Dallas — No longer new to the DFW theatrical community, TeCO Theatrical Productions’ playwriting festival, Down for #TheCount Women’s Theatre Festival: A Celebration of Female Voices, is directed this season by Phyllis Cicero. Maintaining Teresa Coleman Wash’s commitment to featuring female playwrights, the one-act play festival presents the works of six local and national female playwrights (alphabetically): Maryam Obaidullah Baig, Kristiana Rae Colón, Katherine Craft, Tsehaye Geralyn Hebért, Linda Jones and Ife Olujobi.
DIY by Katherine Craft peers into the friendship of two girls during a crisis. Rory (Haley Thomas) notices Elena (Ashley B. Jones) has become a little remote. Rory will not accept this and keeps questioning her. She pushes into Elena’s home while mother Linda (Ash’lee L’Oreal Davis) is out, pressing and digging until she stumbles across a prescription in Elena’s name. Cornered, Elena finally reveals her secret, one that appears to have only two options—bad and worse.
Ife Olujobi deliciously blasts into self-appreciation, identity politics, the objectification of women and femaleness with Interdisciplinary. It is a play about a performance art piece by a female figure (Jamila Marie) who is being critiqued by two professors (Kenne Earl and Tucker Souther). The men engage in what they purport to be intellectual discourse while the performer remains silent, even in the presence of female observers (Lulu Ward and Ash’lee L’Oreal Davis). Male privilege affords the professors the option of selecting the parts of femaleness they will accept, as if discarding the unworthy petals from a rose.
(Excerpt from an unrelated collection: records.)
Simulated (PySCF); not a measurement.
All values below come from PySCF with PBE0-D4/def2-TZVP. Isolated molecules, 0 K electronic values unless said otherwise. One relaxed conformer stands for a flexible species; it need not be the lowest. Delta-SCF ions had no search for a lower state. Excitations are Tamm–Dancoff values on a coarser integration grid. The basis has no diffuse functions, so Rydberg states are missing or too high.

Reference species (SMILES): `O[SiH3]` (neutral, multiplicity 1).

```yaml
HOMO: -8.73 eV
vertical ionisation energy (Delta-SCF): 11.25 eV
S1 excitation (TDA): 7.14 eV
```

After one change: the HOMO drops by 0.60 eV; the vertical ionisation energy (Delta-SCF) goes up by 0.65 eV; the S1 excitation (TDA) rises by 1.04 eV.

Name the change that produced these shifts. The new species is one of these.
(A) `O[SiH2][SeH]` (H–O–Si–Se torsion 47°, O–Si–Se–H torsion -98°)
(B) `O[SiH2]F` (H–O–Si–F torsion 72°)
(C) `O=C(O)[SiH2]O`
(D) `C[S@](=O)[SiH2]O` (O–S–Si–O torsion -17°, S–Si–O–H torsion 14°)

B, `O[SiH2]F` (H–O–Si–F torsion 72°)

Maryam Obaidullah Baig’s Jo Chako Tum (Whatever You Want) stirs a surrealistic tale of unexpected characters, from a redneck grandpa to a Scheherazade inspiration and a son who plays rhubarb like a rockstar and was raised underground. They are all present to frame the granddaughter’s untold story: Granddad M (Kenne Earl), Barny (Haley Thomas), Aliya (Lulu Ward), Lalita (Ashley B. Jones), Mahrukh (Ash’lee L’Oreal Davis) and Narrators Tucker Souther and Lulu Ward.
In I Get the Blues, Sometimes I Do, Tsehaye Geralyn Hebért tackles privilege in another common form—cultural appropriation. If Colleen Finney (Lulu Ward) refuses to understand cultural appropriation, how will she ever understand the blues? This is what frustrates her friend Stephanie Carter (Feleceia Benton) and threatens their friendship. What Colleen sees as a learning opportunity is for Stephanie a taking of her stories which are part of her identity.
Thousands of young black girls grew up hearing those words from their mothers, words that some interpret as a reference to beauty. In Linda Jones’ one-woman piece The Sound, Woman (Feleceia Benton) discovers that hair is for her, a source of strength and key to survival is unexpected, powerful, and hot in a sizzling hair kind of way. “A woman’s hair is her crown and glory,” she says.
“Water is our body, water is our soul.” Voltaire (Ash’lee L’Oreal Davis), Rabbit (Ashley B. Jones), Yansa (Jamila Marie) and Mika (Haley Thomas) come together on the eve of inauguration to engage in a ritual they believe will protect them. They are discovered by Roger (Tucker Souther). Kristiana Rae Colón’s lyricism drives Covenant, which flows poetically.
Each play benefits from a committed ensemble of actors who bring the right amount of verve to the works. Feleceia Bennett, Lulu Ward and Jamila Marie are standouts. Cicero has arranged the plays in a conversational manner, each responding to and engaging with the one before. We are introduced to female characters who do not ask permission to claim space for their stories. Down for #theCount succeeds, strengthening with each new cycle.